By: Andrew Lacativa
Due to the recent presidential election results, many people have struggled to decide whether or not they should take their investments out of the stock market or keep them in. Before the decision is made to remove your funds from the stock market, you should be aware of a possible flaw in your decision-making. According to New York Times journalist, Neil Irwin, the president has a minimal affect on most of the stock market’s flow (Irwin, 2017). These recent heuristics of American citizens demonstrate the illusory correlation. People often perceive the existence of a relationship between two things as stronger than they really are; sometimes they really have no relationship which is a correlation error (Myers, 2015).

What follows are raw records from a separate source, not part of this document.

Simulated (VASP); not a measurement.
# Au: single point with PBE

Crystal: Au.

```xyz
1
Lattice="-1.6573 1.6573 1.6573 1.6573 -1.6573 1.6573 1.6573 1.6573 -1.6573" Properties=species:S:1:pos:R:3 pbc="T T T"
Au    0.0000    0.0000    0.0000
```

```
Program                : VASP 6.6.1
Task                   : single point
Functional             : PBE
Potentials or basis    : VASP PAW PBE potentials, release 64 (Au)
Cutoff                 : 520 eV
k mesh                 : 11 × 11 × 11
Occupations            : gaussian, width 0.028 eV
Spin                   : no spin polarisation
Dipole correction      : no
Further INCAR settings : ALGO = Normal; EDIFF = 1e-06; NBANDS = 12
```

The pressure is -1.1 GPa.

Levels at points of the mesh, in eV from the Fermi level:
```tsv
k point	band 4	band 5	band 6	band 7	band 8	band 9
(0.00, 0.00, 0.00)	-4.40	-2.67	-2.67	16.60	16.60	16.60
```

Today, mass numbers of people find hundreds of ways to blame Trump for certain situations because of his current image in our government. A prime example is the Liberals who are consulting with stock market specialists about cashing out or not (Irwin, 2017). People automatically think that every move our president makes will somehow make or break our economy and affect themselves directly. The simple truth is that there isn’t solid evidence that our president has a heavy influence on the stock market. The state of stock prices can either fall or rise, no matter who is in office. Economists can also agree that the president does not have an affect on how fast the stock markets grows as well. To continue, the stock market is constantly breaking down as the years continue, due to many demanding fixes. It does not matter whether our president will be able to handle the economy, because people will continue to invest in big companies which will ultimately affect the stock market regardless. A psychological study performed in 2014 involving political ideologies and the illusory correlation enhances the existing debate whether people actually are influenced more by politics more than we think (Carraro, 2014). The results of the study seem to indicate that an implicit and explicit illusory correlation bias emerged both in the case of liberals and in the case of conservatives, although remarkably stronger in the explicit illusory correlation bias (Carraro, 2014)
Carraro, L., Negri, P., Castelli, L., & Pastore, M., Pastore. (2014). Implicit and explicit illusory
correlation as a function of political ideology. Plos One, 9(5), e96312. doi:10.1371/journal.pone.0096312
Irwin, N. (2017, February 13). It’s Probably a Bad Idea to Sell Stocks Because You Fear Trump.